Your service's traffic is steadily growing, latency has increased a bit but it's within reason. One day you launch a new customer and the latency jumps through the roof causing an outage. What happened? You hit the knee.

Utilisation vs Latency

Utilisation increases cause exponential latency increases

When shopping in a supermarket we're used to seeing queues suddenly appear, where just a few minutes before people were passing straight through the checkouts. The exact same happens with production services as traffic ebbs and flows. Both these systems fall under queuing theory, whether it be a physical queue or a kernel network buffer.

Let's say that you can handle 10 requests per second one at a time, with each request taking 100ms to process. If you have on average one request per second coming in, then almost always there will be no other requests in progress and thus each request will usually only take 100ms. As the service gets busier there's a good chance that another request is being processed, so it'll need to queue up and and take 200ms sometimes. As it nears 10 requests per second, having to queue up behind several other requests is the norm and beyond that the queue will grow indefinitely!

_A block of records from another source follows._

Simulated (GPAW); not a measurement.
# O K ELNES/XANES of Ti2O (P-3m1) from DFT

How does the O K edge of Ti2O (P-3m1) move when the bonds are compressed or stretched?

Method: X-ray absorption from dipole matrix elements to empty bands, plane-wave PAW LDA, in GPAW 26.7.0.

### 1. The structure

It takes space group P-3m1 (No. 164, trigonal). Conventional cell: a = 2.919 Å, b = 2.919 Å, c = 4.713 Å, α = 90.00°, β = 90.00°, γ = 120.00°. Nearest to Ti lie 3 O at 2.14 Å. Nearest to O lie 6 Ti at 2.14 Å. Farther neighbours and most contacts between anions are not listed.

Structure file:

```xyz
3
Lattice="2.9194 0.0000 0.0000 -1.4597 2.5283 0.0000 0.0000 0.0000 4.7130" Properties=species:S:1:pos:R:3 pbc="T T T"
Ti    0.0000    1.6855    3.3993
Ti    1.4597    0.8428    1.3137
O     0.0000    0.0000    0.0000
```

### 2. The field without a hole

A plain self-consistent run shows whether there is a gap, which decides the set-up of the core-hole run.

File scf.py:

This isn't a linear growth in response time. Similar to the Birthday Paradox, the more timeslots that are already taken the higher the chance that a request will bump into another request. The graph above shows how this grows with increased utilisation. The knee is the inflection point on the right, and that's what you usually want to avoid.

For a very low latency system you may choose to operate on the left of the graph, spending money on machines to improve performance. Conversely if you can accept high latency then you might elect to run past the knee, saving money but needing safety measures like graceful degradation and load shedding to avoid a complete overload.

All this is just the implications of queuing theory. With a queue of requests building up other problems may arise, such as increased lock contention or the request handling part of your application being O(n2) in the number of pending requests.

 

When doing provisioning and capacity planning, it's convenient to pretend that everything is linear. If you ever see a 10% increase in traffic result in much more than a 10% increase in latency though, you're approaching the knee. Be wary in that case, as the next launch or machine failure could tip you over past the knee.